Commentary on 1 Corinthians 11:3

and His name shall be called Wonderful Counselor, Mighty God, Eternal Father, Prince of Peace   Isaiah 9:6

Prince of Peace –What does Isaiah’s incredible phrase sar-shalom (Prince of Peace) have to do with Paul’s statement about the man as the head of the woman (1 Corinthians 11:3)?  The answer lies in what Isaiah does not say.  We would expect Isaiah to use the title “king”, not “prince.”  In Hebrew, the word “king” is melek, used more than 3,000 times in the Old Testament, more times than “Israel.”  If anyone is King, it is certainly God.  Throughout the ancient near East, the universal role of the king was the shepherd of his people.  Certainly Jesus has this in mind when He describes Himself as the Good Shepherd.  The king is the head of his people, the law over the land and the judge of the tribe.  But Isaiah doesn’t use this word, melek.  Instead, he uses the word sar.  Why?

Sar and melek have one unique distinction.  A king has authority in and of himself.  He is ruler by his own right.  But a sar is someone who has authority bestowed upon him by another.  He is a ruler, but a ruler by appointment, not title-designation.  This difference is absolutely critical.  The Suffering Servant, the Messiah, Emmanuel, is not a self-appointed ruler.  He is the One Who comes in the name of the Father, granted authority by another.  When we think of Jesus as king, we must not get confused.  Isaiah understood.  The Messiah comes as sar, not melek.

If Jesus is sar, and if the man is to reflect Jesus’ authority in his relation to the woman, then he must also be sar, not melek.  God did not make men kings over women.  He did not empower men to be rulers in their own right just because they are males.  The relationship is based on sar – assignment due to the power of another. 

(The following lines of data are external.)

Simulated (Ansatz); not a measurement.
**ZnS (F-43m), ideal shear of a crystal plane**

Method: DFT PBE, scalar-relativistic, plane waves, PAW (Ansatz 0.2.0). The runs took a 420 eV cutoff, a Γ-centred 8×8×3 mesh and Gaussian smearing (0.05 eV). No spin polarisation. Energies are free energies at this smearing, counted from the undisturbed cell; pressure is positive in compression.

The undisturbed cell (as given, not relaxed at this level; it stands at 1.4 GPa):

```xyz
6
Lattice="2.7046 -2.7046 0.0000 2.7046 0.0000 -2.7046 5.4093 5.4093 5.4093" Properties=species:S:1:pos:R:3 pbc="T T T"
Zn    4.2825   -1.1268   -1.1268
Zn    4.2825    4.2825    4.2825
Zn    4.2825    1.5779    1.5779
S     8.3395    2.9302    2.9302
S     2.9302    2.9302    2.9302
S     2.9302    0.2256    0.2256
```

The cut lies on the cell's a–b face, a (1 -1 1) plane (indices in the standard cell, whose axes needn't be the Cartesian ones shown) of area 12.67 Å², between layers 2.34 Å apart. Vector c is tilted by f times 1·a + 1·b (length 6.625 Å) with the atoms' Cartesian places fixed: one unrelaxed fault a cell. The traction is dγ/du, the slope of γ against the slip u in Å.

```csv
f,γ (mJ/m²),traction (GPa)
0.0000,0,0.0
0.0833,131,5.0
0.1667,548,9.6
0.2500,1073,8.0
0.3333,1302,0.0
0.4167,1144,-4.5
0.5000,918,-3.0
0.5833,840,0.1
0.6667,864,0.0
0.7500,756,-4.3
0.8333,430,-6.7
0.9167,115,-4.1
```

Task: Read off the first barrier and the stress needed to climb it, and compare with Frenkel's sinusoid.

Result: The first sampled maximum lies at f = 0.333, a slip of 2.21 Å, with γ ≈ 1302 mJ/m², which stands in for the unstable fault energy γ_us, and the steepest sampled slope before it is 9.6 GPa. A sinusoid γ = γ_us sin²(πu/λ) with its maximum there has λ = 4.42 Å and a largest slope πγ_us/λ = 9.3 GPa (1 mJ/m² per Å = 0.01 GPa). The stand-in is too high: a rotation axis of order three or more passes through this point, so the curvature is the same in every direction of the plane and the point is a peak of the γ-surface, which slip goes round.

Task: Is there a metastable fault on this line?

Why, then, is a man the head of a woman?  Because the woman grants him that role.  In God’s view of male-female relationships, mutual submission means voluntary subjection.  The one who voluntarily submits empowers the other.  A man has no priority in and of himself.  He is a leader only because someone else has chosen to follow.  He is sar because those who follow have made him so.

Our world wants kings, not princes.  Why do we wish the mightier title?  Because we believe that leading is about power and kings have more power.  This can never be the Christian way.  It was not the way of the Messiah, and it cannot be the way of any of His followers.  There are no little kings in His Kingdom. 

So, husbands, are you melek or sar?  Is your attitude one of grateful embrace for the role you have been granted by your wife, or do you think you wear the pants because you were born a male?  Better take another look at Isaiah.